Eventual-Inc / Daft

Distributed data engine for Python/SQL designed for the cloud, powered by Rust
https://getdaft.io
Apache License 2.0
2.34k stars 164 forks source link

Repeatable sampling by max rows #3332

Open ukclivecox opened 2 days ago

ukclivecox commented 2 days ago

Is your feature request related to a problem?

Generally, I know the max rows I would like to retrieve and need a sample of a given dataset for this rather than some percentage.

Describe the solution you'd like

Examples:

DuckDB allow specification of max rows Clickhouse has a fuzzy max rows "at least but not much more"

Describe alternatives you've considered

do something like

maxRows = 120000
rows = df.count_rows()
if maxRows < rows:
    sample_percent = maxRows/float(rows)
    df = df.sample(sample_percent).limit(maxRows)

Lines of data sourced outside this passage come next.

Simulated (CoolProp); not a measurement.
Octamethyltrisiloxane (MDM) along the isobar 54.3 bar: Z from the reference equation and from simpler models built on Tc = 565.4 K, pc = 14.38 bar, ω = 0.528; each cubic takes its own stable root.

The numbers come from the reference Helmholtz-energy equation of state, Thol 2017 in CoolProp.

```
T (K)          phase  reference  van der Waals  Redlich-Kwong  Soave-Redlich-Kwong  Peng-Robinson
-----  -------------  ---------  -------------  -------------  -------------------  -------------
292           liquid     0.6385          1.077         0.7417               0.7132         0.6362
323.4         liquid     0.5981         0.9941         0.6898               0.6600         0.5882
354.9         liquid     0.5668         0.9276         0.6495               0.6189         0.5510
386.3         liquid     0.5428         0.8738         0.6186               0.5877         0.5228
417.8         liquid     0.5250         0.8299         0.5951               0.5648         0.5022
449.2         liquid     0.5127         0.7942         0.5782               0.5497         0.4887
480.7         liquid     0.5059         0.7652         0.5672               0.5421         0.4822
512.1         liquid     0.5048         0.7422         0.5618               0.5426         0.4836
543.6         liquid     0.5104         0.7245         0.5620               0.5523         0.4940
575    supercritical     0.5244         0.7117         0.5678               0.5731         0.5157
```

Maybe this is inefficient as compared to one that returns given number of rows as part of sampling?

Additional Context

Ideally, this would be repeatable, i.e. allow one to set a seed. This would allow sampling 1 table with joins and then taking the rows from other tables as needed with the same sampling joined rows.

Would you like to implement a fix?

No

desmondcheongzx commented 2 days ago

Sampling number of rows makes sense to me.

Ideally, this would be repeatable, i.e. allow one to set a seed. This would allow sampling 1 table with joins and then taking the rows from other tables as needed with the same sampling joined rows.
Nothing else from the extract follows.